You should probably never need to write your own low-level parser. You have
primitives like char_
from which to build up the parsers that you need. It is unlikely that you're
going to need to do things on a lower level than a single character.
However. Some people are obsessed with writing everything for themselves. We call them C++ programmers. This section is for them. However, this section is not an in-depth tutorial. It is a basic orientation to get you familiar enough with all the moving parts of writing a parser that you can then learn by reading the Boost.Parser code.
Each parser must provide two overloads of a function call()
.
One overload parses, producing an attribute (which may be the special no-attribute
type detail::nope
). The other one parses, filling in a given
attribute. The type of the given attribute is a template parameter, so it
can take any type that you can form a reference to.
Let's take a look at a Boost.Parser parser, opt_parser
. This
is the parser produced by use of operator-
. First, here is the
beginning of its definition.
template<typename Parser> struct opt_parser {
The end of its definition is:
Parser parser_; };
As you can see, opt_parser
's only data member is the parser
it adapts, parser_
. Here is its attribute-generating overload
to call()
.
template< typename Iter, typename Sentinel, typename Context, typename SkipParser> auto call( Iter & first, Sentinel last, Context const & context, SkipParser const & skip, detail::flags flags, bool & success) const { using attr_t = decltype(parser_.call( first, last, context, skip, flags, success)); detail::optional_of<attr_t> retval; call(first, last, context, skip, flags, success, retval); return retval; }
First, let's look at the template and function parameters.
Iter & first
is the iterator. It is taken as an out-param.
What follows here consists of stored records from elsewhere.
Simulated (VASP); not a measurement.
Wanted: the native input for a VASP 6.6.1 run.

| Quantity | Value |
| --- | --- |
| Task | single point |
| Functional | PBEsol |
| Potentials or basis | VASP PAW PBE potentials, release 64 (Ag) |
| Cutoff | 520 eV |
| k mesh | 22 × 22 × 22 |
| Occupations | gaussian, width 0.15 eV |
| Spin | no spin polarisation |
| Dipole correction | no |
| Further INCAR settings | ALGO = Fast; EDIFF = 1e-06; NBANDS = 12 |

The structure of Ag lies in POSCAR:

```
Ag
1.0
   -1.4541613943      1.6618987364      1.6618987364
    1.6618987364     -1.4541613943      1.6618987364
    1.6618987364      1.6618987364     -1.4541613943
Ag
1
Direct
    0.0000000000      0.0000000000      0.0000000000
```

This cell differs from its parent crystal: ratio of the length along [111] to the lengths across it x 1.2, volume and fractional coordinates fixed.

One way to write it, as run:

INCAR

It is the responsibility of call()
to advance first
if and only if the parse succeeds.
Sentinel last
is the sentinel. If the parse has not yet
succeeded within call()
, and first == last
is true
, call()
must fail (by setting bool
& success
to false
).
Context const & context
is the parse context. It will
be some specialization of detail::parse_context
. The context
is used in any call to a subparser's call()
, and in some
cases a new context should be created, and the new context passed to
a subparser instead; more on that below.
SkipParser const & skip
is the current skip parser.
skip
should be used at the beginning of the parse, and in
between any two uses of any subparser(s).
detail::flags flags
are a collection of flags indicating
various things about the current state of the parse. flags
is concerned with whether to produce attributes at all; whether to apply
the skip parser skip
; whether to produce a verbose trace
(as when boost::parser::trace::on
is passed at the top level); and whether we are currently inside the
utility function detail::apply_parser
.
bool & success
is the final function parameter. It should
be set to true
if the parse succeeds, and false
otherwise.
Now the body of the function. Notice that it just dispatches to the other
call()
overload. This is really common, since both overloads
need to to the same parsing; only the attribute may differ. The first line
of the body defines attr_t
, the default attribute type of our
wrapped parser parser_
. It does this by getting the decltype()
of a use of parser_.call()
. (This is the logic represented by
ATTR
()
in the rest of the documentation.) Since opt_parser
represents
an optional value, the natural type for its attribute is std::optional<
.
However, this does not work for all cases. In particular, it does not work
for the "no-attribute" type ATTR
(parser)>detail::nope
, nor for
std::optional<T>
—
is just ATTR
(--p)
. So,
the second line uses an alias that takes care of those details, ATTR
(-p)detail::optional_of<>
.
The third line just calls the other overload of call()
, passing
retval
as the out-param. Finally, retval
is returned
on the last line.
Now, on to the other overload.
template< typename Iter, typename Sentinel, typename Context, typename SkipParser, typename Attribute> void call( Iter & first, Sentinel last, Context const & context, SkipParser const & skip, detail::flags flags, bool & success, Attribute & retval) const { [[maybe_unused]] auto _ = detail::scoped_trace( *this, first, last, context, flags, retval); detail::skip(first, last, skip, flags); if (!detail::gen_attrs(flags)) { parser_.call(first, last, context, skip, flags, success); success = true; return; } parser_.call(first, last, context, skip, flags, success, retval); success = true; }
The template and function parameters here are identical to the ones from
the other overload, except that we have Attribute & retval
,
our out-param.
Let's look at the implementation a bit at a time.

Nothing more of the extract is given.